The most qualified judges are wasting time on hearings that could be dealt with at a lower level, according to a senior judicial figure.
Sir Terence Etherton (pictured), chancellor of the High Court, said there needs to be further investment at the county court level to enable work to be filtered down.
Etherton told a conference in London this week that Court of Appeal and High Court judges are spending time on cases that should be handled by lower courts.
Earlier this week, new lord chancellor Michael Gove attacked the ‘waste and inefficiency inherent’ in the court system and said the case for reform was ‘overwhelming’.
Etherton said devolving matters from the higher courts will ‘inevitably’ involve investment in administrative and judicial resources.
‘A High Court judge is a valuable and expensive commodity; even more so a judge of the Court of Appeal,’ he said.
‘It is wasteful, inefficient and costly to deploy a higher level of judge than the case requires.’
He said waiting times for cases ‘up the ladder’ are longer than they should be because judges are wrongly allocated.

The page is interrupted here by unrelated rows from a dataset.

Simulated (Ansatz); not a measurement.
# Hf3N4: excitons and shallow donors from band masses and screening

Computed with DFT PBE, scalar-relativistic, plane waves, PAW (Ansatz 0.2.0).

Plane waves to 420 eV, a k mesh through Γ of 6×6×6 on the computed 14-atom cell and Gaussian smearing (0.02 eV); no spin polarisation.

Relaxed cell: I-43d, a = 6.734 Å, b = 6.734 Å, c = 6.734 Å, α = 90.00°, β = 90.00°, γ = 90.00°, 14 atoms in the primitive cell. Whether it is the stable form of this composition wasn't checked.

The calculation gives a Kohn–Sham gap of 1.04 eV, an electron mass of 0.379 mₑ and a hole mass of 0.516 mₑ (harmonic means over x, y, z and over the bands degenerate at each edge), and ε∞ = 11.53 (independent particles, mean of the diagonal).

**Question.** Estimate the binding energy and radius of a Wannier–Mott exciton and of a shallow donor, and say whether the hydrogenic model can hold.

A significant proportion, he explained, of the work of the Court of Appeal comprises permission to appeal applications, first on paper and then with an online renewal, while High Court judges are also dealing with cases which ‘do not warrant their level of expertise’.
Etherton stressed the importance for the domestic economy in getting these matters right, with increasing competition for commercial work from New York, Hong Kong, Singapore, the Hague, Dubai and Qatar.
‘Cost-effectiveness and efficiency are critical,’ he said.
‘Such considerations may be decisive in attracting business and financial international work, which creates considerable wealth in this country, not just for lawyers but for allied professions, including accountants and actuaries, and the financial sector.’